The Professor's House by Willa Cather
I could read Willa Cather forever the writing is so good and such a pleasure to read. I have a love/hate relationship with her books though. I put off reading them till I can't make myself wait any longer. I love reading them, then I hate that there's one less left to read. Sure I can re-read them but it's never quite the same as the first time.
He has been content for years working in his study in the old house and has spent countless hours perfecting his garden there. In spite of the rundown condition of the place, it is what he wants and it is what, he decides, he will have. So he lives out of the new house and continues to pay rent on the old house so he can use his study.
This bit of uncharacteristic rebellion opens a door of self-examination through which he walks to meet his first, and what he considers his real, self, the boy he was in the beginning. He is surprised to realize that what he wanted from life then and what he has actually chosen are far different things.
These insights come to him as another story unfolds. A student of his - now a casualty of war - left behind some research that turned out to have a lucrative practical application. He - his name was Tom - made a will before he went to war leaving everything to his girlfriend, the Professor's daughter, Rosamund. Rosamund and her husband, Louis, are living the high life on that money.
There are problems between the sisters, mostly because Rosamund flaunts her money and rubs it in that she has more than Kathleen. Rosamund is one of those people you love to hate, a real pain in the anywhere you like. A further complication arises when a professor who worked with Tom on the research wants a piece of the pie and expects Professor St. Peter to get it for him.
I loved the story but wasn't completely satisfied with the ending; for me it raised more questions than it answered. I think a man in his fifties should take some responsibility for his own choices. He comes off sounding a bit immature when it says things like "...all the most important things in his life, St. Peter reflected, had been determined by chance." and "His career, his wife, his family were not his life at all, but a chain of events which had happened to him." He made the choice to marry and have a family, to teach and to write and he says his marriage was "happy" and "joyous" and that he loved raising his daughters. Now though he begins to blame them for his not becoming who he thought he would be. He seems confused about what he believes happiness to be. At one point he says "...that's what makes men happy, believing in the mystery and importance of their own little individual lives". Later he decides "Art and religion...have given man the only happiness he has ever had."
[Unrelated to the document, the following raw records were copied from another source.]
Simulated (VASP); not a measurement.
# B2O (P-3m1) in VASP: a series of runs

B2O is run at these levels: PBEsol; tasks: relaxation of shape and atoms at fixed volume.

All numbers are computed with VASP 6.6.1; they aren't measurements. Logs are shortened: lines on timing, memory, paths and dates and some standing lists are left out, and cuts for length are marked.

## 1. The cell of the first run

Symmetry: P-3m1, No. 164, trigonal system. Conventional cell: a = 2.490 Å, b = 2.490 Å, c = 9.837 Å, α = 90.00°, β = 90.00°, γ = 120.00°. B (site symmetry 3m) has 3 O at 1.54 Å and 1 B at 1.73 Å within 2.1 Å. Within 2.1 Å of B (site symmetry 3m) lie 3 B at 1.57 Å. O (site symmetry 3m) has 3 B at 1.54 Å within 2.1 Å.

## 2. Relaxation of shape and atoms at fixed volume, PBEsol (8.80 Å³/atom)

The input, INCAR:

I'm going to refer a bit to the end of the book so stop here if you don't want to know. The Professor says "he'll have to learn to live without delight" but doesn't explain what that means or how it will change his circumstances. He says his family probably won't notice any difference in him; to me that just means he lacks the courage to make any real change. It seems the only result of his re-awakening will be that he will be unhappier from now on. I'm not sure what the point is but I'd like to hear from anyone who sees something more in it. Do you think life has "hurt" him or has he simply made the wrong choices?
All in all...
a good story + good writing + lots to think about = a great reading experience
...and now, on to Marianna by Monica Dickens.